|
|
|
|
|
by mashraf
4377 days ago
|
|
I have never used Samza but have build similar pipelines using Kafka,Storm,Hadoop etc. In my experience you almost always have to do your transformation logic twice one for batch and one for real time and with that setup Jay's setup look exactly like Lamda Architecture with your stream processing framework doing real time and batch computation. Using stream processing framework like Storm maybe fine when you are running exactly the same code for both real time and batch but it breakdown in more complex cases when code is not exactly the same. Let say we need to calculate Top K trending item from now to last 30 mins, One day and One week. We also know that simple count will always make socks and underwear trend for an ecom shops and Justin Bieber and Lady Gaga for twitter(http://goo.gl/1SColQ). So we use count min sketch for realtime and a sligtly more complex ML algorithm for batch using Hadoop and merge the result in the end. IMO, training and running complex ML is not currently feasible on Streaming Frameworks we have today to use them for both realtime and batch. edited for typos. |
|
I think in cases where you are running totally different computations in different systems the Lambda architecture may make a lot of sense.

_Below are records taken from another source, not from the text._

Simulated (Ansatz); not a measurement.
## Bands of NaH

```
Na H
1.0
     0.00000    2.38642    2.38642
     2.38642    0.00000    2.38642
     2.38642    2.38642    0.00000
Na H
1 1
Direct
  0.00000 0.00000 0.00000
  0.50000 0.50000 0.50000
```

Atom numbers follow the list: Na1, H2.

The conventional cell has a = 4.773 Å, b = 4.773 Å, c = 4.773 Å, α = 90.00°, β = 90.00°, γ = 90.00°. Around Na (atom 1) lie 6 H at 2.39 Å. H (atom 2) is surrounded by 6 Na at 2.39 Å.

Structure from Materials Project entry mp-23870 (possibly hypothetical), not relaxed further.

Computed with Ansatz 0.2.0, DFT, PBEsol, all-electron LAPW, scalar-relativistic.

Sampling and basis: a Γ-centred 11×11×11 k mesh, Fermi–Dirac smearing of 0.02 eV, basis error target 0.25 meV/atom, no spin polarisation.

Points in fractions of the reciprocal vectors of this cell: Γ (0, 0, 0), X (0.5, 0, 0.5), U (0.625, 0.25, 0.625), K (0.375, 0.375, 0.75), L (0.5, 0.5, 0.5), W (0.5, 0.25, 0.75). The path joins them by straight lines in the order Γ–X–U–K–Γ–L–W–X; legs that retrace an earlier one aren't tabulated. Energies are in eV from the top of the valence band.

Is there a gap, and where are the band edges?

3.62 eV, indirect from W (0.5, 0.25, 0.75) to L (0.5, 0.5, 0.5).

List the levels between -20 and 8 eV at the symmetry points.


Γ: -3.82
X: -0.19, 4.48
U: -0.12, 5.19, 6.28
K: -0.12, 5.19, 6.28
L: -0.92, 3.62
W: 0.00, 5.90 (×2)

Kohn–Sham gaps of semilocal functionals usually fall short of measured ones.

However one assumption you may be making is that the stream processing system must be limited to non-blocking, in-memory computations like sketches. A common pattern for people using Samza is actually to accumulate a large window of data and then rank using a complex brute force algorithm that may take 5 mins or so to produce results.
One of the points I was hoping to make is that many of the limitations people think stream processing systems must have (e.g. can never block, can't process large windows of data, can't manage lots of state) have nothing to do with the stream processing model and are just weaknesses of the frameworks they have used.